Coordination and surveillance mechanisms are playing an increasingly important role in EU economic governance. It is widely recognised that the involvement of national parliaments plays a key role in ensuring legitimacy, ownership and accountability within the Economic and Monetary Union. Despite the creation and strengthening of the European Semester, acceptance of common rules among Member States remains too low, as does compliance with them.

This study, written by Valentin Kreilinger, a researcher at the Jacques Delors Institute – Berlin, our office in Germany, examines the extent to which the role of national parliaments and the ownership of European rules by Member States can help explain the lack of compliance with these rules and how recent reforms have helped to improve the situation. The national parliaments of the countries affected by the crisis have played a lesser role in the annual budgetary procedure than the national parliaments of other EU Member States. As part of the European Semester, most national parliaments examine the convergence and stability programmes and the national reform programmes that their governments submit to the European Commission at the end of April each year. Hearings of European Commissioners are also more frequent. However, parliamentary scrutiny could be further improved overall. The adaptation of national parliamentarians to stricter surveillance and coordination mechanisms in the Economic and Monetary Union has so far been asymmetrical.

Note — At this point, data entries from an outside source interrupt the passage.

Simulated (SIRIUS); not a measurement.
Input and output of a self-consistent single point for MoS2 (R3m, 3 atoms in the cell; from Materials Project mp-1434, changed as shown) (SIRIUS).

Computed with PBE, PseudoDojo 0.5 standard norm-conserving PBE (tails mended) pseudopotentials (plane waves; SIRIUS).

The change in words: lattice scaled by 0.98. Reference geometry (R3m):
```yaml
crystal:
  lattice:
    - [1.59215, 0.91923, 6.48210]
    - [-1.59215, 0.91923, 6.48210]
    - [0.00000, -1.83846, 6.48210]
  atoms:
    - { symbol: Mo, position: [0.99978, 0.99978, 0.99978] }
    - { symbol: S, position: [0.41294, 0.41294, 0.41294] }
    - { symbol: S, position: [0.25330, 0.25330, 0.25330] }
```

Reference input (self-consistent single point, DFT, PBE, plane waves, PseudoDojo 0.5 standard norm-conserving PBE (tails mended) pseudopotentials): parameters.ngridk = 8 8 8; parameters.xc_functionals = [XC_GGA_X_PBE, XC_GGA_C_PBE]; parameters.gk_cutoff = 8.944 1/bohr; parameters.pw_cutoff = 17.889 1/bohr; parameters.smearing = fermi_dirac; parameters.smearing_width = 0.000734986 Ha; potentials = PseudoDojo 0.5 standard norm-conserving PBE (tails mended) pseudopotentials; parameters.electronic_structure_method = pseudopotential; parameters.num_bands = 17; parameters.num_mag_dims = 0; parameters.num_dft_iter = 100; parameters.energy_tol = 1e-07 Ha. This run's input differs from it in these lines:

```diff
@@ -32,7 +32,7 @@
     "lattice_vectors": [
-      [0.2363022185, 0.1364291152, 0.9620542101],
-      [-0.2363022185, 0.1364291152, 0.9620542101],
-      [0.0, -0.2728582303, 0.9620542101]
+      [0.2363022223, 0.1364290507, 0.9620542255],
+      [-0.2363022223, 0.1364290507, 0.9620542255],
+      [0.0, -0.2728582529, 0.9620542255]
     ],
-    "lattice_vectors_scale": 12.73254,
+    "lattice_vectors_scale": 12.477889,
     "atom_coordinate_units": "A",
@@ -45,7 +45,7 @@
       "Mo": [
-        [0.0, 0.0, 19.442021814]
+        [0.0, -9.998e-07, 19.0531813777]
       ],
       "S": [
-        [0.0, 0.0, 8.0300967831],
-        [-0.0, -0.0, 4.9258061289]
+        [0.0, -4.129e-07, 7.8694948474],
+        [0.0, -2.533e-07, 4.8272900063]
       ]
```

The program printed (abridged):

Public opinion in countries with a low rate of implementation of the Country Specific Recommendations and whose national parliaments have not been granted new prerogatives under the European Semester is particularly favourable to strengthening economic policy coordination. Contributing to the debate on strengthening and completing Economic and Monetary Union, this study highlights five options for better parliamentary scrutiny at national and European level.